Authorities in Genoa have opened an investigation. A possible malfunction may have caused the accident, according to La Repubblica.
“This is a terrible tragedy we can’t explain at this time,” Luigi Merlo, the president of Genoa’s Port Authority, which manages Italy’s largest port by cargo traffic.
“It was a perfect evening. The sea was calm, there was no wind,” Merlo said, adding that “the maneuver should not have taken place in that area.”
Local prosecutors in Genoa put under investigation the ship’s captain, 63-year-old Roberto Paoloni, who is now being held by police. It also opened a separate multiple manslaughter inquiry “against unknowns,” a term used in Italian law to indicate that no one has been charged yet.
The local edition of the Corriere della Sera newspaper reported that the Jolly Nero was bound for Naples and other Mediterranean ports. The ship, built in 1976, was owned by Messina, an Italian shipping company.
“We are more than devastated,” managing director Stefano Messina was quoted by Corriere as saying. “Nothing like this had happened before.”
Like Giglio Island, where the Costa Concordia sank on January 12, 2012, Genoa is on the Thyrrenian Sea, on Italy's west coast. The cruise ship struck a rock while passing very close to the shore, and sank partially; it is still there more than one year after the accident, waiting for a costly, complex salvage operation that is being hindered by technical difficulties.

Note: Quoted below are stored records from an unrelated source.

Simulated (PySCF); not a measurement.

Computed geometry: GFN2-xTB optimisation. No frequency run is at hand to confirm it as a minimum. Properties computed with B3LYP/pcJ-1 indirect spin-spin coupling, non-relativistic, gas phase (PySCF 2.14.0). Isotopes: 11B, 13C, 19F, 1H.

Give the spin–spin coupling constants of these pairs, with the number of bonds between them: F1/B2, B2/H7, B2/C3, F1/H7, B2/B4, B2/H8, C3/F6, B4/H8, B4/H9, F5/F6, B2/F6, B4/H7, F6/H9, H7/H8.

In the confusion that followed the 2012 accident, Captain Francesco Schettino abandoned ship amid a poorly organized, chaotic evacuation of the giant vessel. His dereliction of duty became an international story and a huge embarassment for Italy, a country with a proud, centuries-long maritime tradition.
Schettino is now under house arrest, and facing trial on multiple charges including causing a shipwreck and 32 counts of manslaughter.